Abstract blue and white swirl

High-Dimensional Machine Learning Models for Forecasting Equity Returns

Event Details

Tuesday, April 27 2021
11:30am-12:30pm Eastern Time (ET)


Zhenming Liu
Assistant Professor in Computer Science, College of William & Mary

Bio: Zhenming Liu is an Assistant Professor in the Computer Science Department in the College of William & Mary. He received his PhD from Harvard in 2012, worked as a postdoc in Princeton University, and as a quant researcher for Two Sigma Investment before returning to academics. His primary interests are developing machine learning algorithms for high-dimensional and low signal-to-noise datasets and developing scalable (learning) systems. He is a recipient of an Rutherford Visiting Fellowship from the Alan Turing Institute in London. His works have received a best paper award from FAST 2019, a best data science paper award from SDM 2019, and a best paper runner-up award from INFOCOM 2015.

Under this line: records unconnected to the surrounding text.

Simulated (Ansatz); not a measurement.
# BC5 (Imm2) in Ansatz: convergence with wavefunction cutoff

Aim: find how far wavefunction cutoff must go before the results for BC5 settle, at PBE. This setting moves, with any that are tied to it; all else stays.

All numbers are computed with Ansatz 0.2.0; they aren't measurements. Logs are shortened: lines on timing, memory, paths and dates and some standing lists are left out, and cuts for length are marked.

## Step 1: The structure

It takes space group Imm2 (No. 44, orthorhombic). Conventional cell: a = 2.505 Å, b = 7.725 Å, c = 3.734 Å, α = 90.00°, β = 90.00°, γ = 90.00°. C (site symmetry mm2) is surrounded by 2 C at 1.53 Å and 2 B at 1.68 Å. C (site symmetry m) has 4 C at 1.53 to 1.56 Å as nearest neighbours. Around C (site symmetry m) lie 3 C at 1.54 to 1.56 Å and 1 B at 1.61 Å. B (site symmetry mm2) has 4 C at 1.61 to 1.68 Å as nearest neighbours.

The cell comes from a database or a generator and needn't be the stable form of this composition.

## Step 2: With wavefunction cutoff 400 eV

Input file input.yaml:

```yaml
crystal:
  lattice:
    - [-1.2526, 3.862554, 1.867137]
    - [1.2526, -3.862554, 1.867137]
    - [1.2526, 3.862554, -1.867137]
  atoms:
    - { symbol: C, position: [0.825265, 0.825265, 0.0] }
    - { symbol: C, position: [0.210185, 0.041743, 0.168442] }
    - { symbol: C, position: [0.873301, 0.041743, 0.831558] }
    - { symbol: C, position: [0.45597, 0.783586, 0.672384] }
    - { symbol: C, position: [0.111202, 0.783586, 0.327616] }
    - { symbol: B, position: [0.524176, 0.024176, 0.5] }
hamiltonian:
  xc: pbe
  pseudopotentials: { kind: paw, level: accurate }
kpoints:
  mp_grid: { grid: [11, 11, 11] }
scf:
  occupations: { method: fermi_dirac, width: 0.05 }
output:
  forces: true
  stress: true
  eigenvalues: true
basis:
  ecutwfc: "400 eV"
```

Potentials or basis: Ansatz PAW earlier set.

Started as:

Abstract: This talk will describe building machine learning models for equity returns. The goal is to forecast the future returns of all stocks in a specific universe, like the S&P 500 or the Russell 3000 Index, by using the so-called “cross-asset” models, in which one stock’s feature is used to predict another stock’s future return (e.g., using Google’s trading activities to forecast Facebook’s return). A tension exists between overfitting and needing to use non-linear models: there’s a desire for the model to be simple; otherwise, it would suffer from overfitting, but there’s also a desire for the model to be complex (non-linear) so that it could properly capture complex feature interactions.

Liu will describe two models to address this tension. He starts by examining a linear low-rank model, in which the number of features can be significantly larger than the number of observations. In this setting, standard low-rank methods such as reduced rank regression or nuclear-norm based regularizations fail to work, so he designs a simple and provably optimal algorithm under a mild average case assumption over the features, and tests it on an equity dataset. Next, he develops a more advanced, semi-parametric model that enables him to decouple the overfitting problem from the non-linear learning problem so that he can orchestrate high-dim techniques to learn stock-interactions and modern machine learning algorithms to learn non-linear feature-interactions.

Liu also will briefly explain the challenge he faces in developing equity return models in an academic setting, and why these models may/may not work in live trading.